Examining 5 collapses in 8 years: Who's at fault?

Examining 5 collapses in 8 years: Who's at fault?


Examining 5 collapses in 8 years: Who's at fault?


Since 2011, the Pittsburgh Pirates have consistently entrenched themselves into a playoff race as deep into the season as July.  In three of those seasons (2013-15), they made the playoffs.  In the other four, they finished under .500.

Barring a turnaround, the current 64-68 Pirates will likely finish under .500, marking five collapses in eight years.  What has caused the Pirates to peak in July so consistently?  In the Clint Hurdle era (which started in 2011), the Pirates have a July record of 121-84 (.590 win percentage).  They have never finished under .500 in that month.

As we know, August and September are another story.  Excluding the playoff years, the Pirates have tailspun themselves back into irrelevancy in those months.  Like I said, this has now happened five times in eight years.  But why?

Theory 1

Blame Clint Hurdle.  Blame the coaching staff.
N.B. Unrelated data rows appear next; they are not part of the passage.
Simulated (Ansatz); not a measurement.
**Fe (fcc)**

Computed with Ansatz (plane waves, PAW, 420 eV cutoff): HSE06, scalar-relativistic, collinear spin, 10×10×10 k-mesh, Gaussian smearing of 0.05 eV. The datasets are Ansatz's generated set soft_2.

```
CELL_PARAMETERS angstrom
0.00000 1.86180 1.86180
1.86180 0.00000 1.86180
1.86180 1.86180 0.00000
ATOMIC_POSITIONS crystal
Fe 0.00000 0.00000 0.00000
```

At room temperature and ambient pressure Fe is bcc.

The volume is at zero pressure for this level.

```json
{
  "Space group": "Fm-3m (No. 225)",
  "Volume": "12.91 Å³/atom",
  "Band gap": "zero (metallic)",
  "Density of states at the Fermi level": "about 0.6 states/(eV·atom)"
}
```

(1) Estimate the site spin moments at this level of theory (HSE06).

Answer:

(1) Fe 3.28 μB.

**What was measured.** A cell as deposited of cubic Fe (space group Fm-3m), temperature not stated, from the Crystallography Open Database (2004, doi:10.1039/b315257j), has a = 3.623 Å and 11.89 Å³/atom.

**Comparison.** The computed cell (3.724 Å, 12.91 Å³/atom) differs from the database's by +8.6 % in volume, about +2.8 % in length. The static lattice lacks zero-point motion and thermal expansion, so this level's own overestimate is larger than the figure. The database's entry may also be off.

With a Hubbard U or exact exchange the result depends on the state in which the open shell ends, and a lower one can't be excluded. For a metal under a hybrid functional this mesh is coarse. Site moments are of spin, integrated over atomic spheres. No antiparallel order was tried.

That seems to be a popular thesis these days.  But it does hold some water.  In 16 seasons as a manager including this year, Hurdle has produced a winning record four times.  His career win percentage is .488.  He is slightly below average.

Besides managing mostly average teams, Hurdle has been known to lead some fantastic runs.  Every year with the Pirates, that run has come in July.  With the Colorado Rockies in 2007, we all remember the 21 wins in 22 games to get them to the World Series.

Hurdle is a rah-rah inspirational quotes kind of guy.  When things are going good, he is the perfect voice to keep it going.  When things are going bad, an inspiring quote can only say so much.  Fundamentals and clean baseball are things that keep good teams from enduring extended slumps.  The Pirates haven’t exactly been tight around the edges during the collapse years.

Coaching is the problem.  A voice is needed to reign the troops in when things go awry.  Clint Hurdle is not that voice.

Theory 2

Maybe the talent assembled isn’t nearly good enough to be a true contender.  During the collapse years, the Pirates have had mostly young teams.  It is a long and grueling season.  Young players notoriously run out of gas late in the year.

Also think about this.  During the collapse years, the Pirates usually tread water for the first few months of the season.  They aren’t necessarily out of the playoff race but they aren’t seen as a team that will make a real impact.  Then the July highs come. During that month they insert themselves right into the playoff mix.  The problem with the July highs is that the come down hits hard.

The talent isn’t just great enough.  The first few months of average baseball is a true metric of what the team actually is.  Getting hot for one month is just that.  One month.  Sustaining that high level of outplaying your true talent for multiple months is impossible.  Adding a player at the deadline can only move the needle so much.  An average team is an average team.  That’s why they play 162 games.  To weed out the pretenders.  In five of the last eight years, the Pirates have been exactly that.

A coaching staff won’t change that.  Draft better.  Develop better.  Trade better.

Obviously something is wrong with the Pittsburgh Pirates.  Which theory is it?  Not to be a cold take artist here, but I think it’s a combination of both.